Quick Links

Re: Add parallelism and glibc dependent only options to reindexdb

From:	Michael Paquier <michael(at)paquier(dot)xyz>
To:	Julien Rouhaud <rjuju123(at)gmail(dot)com>
Cc:	Alvaro Herrera <alvherre(at)2ndquadrant(dot)com>, Peter Eisentraut <peter(dot)eisentraut(at)2ndquadrant(dot)com>, Thomas Munro <thomas(dot)munro(at)gmail(dot)com>, Daniel Verite <daniel(at)manitou-mail(dot)org>, Tom Lane <tgl(at)sss(dot)pgh(dot)pa(dot)us>, PostgreSQL Hackers <pgsql-hackers(at)lists(dot)postgresql(dot)org>, Kevin Grittner <kgrittn(at)gmail(dot)com>
Subject:	Re: Add parallelism and glibc dependent only options to reindexdb
Date:	2019-07-11 13:34:17
Message-ID:	20190711133417.GK4500@paquier.xyz
Views:	Whole Thread \| Raw Message \| Download mbox \| Resend email
Thread:
Lists:	pgsql-hackers

On Thu, Jul 11, 2019 at 11:48:20AM +0200, Julien Rouhaud wrote:
> On Thu, Jul 11, 2019 at 6:04 AM Michael Paquier <michael(at)paquier(dot)xyz> wrote:
>> Get* would be my choice, because we look at the set of parallel slots,
>> and get an idle one.
>
> That's what the former GetIdleSlot (that I renamed to get_idle_slot as
> it's not static) is doing. ConsumeIdleSlot() actually get an idle
> slot and mark it as being used. That's probably some leakage of
> internal implementation, but having a GetIdleParallelSlot (or
> ParallelSlotGetIdle) *and* a get_idle_slot sounds like a bad idea, and
> I don't have a better idea on how to rename get_idle_slot. If you
> really prefer Get* and you're fine with a static get_idle_slot, that's
> fine by me.

Do we actually need get_idle_slot? ConsumeIdleSlot is its only
caller.

>> and we'd
>> need to be careful of the same where pg_catalog is listed. Actually,
>> your patch breaks if we do a parallel run with pg_catalog and another
>> schema, no?
>
> It can definitely cause problems if you ask for pg_catalog and other
> schema, same as if you ask a parallel reindex of some catalog tables
> (possibly with other tables). There's a --system switch for that
> need, so I don't know if documenting the limitation to avoid some
> extra code to deal with it is a good enough solution?

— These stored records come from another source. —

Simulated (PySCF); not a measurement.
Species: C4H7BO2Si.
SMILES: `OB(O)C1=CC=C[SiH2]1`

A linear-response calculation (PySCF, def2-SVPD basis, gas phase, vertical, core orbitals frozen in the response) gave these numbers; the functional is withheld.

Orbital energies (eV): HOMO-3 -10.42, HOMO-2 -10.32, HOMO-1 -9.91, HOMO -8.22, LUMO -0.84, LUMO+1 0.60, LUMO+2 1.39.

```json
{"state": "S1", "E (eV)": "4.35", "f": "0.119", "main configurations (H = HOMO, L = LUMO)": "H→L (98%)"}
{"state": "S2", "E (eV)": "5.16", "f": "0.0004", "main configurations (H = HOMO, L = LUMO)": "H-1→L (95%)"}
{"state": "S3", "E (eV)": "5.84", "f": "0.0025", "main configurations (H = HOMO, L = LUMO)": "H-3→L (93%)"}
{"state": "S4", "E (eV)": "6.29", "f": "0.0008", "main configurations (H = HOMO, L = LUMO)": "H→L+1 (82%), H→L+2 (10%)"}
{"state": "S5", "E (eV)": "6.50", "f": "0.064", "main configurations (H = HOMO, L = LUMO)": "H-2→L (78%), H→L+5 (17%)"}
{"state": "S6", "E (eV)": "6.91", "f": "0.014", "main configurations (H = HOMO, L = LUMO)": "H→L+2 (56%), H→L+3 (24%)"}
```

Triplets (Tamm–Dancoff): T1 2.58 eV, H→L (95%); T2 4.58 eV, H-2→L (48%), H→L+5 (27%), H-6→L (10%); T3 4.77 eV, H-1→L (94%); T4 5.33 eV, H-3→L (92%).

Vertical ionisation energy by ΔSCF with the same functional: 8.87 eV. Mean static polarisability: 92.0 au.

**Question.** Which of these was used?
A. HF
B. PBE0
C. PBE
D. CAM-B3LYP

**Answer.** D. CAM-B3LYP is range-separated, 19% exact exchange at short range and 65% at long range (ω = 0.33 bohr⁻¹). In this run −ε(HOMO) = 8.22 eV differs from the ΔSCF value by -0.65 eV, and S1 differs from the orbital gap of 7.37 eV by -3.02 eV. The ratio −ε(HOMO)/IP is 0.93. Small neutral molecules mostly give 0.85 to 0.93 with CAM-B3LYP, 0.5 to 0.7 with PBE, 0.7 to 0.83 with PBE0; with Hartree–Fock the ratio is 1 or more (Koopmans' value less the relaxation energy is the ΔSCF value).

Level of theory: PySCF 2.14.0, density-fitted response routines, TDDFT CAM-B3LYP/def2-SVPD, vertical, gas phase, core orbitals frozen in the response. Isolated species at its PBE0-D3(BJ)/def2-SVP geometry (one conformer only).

vacuumdb --full still has limitations in this area and we had some
reports on the matter about this behavior being annoying. Its
documentation also mentions that mixing catalog relations with --full
can cause deadlocks.

Documenting it may be fine at the end, but my take is that it would be
nice to make sure that we don't have deadlocks if we can avoid them
easily. It is also a matter of balance. If for example the patch
gets 3 times bigger in size because of that we may have an argument
for not doing it and keep the code simple. What do people think about
that? I would be nice to get more opinions here.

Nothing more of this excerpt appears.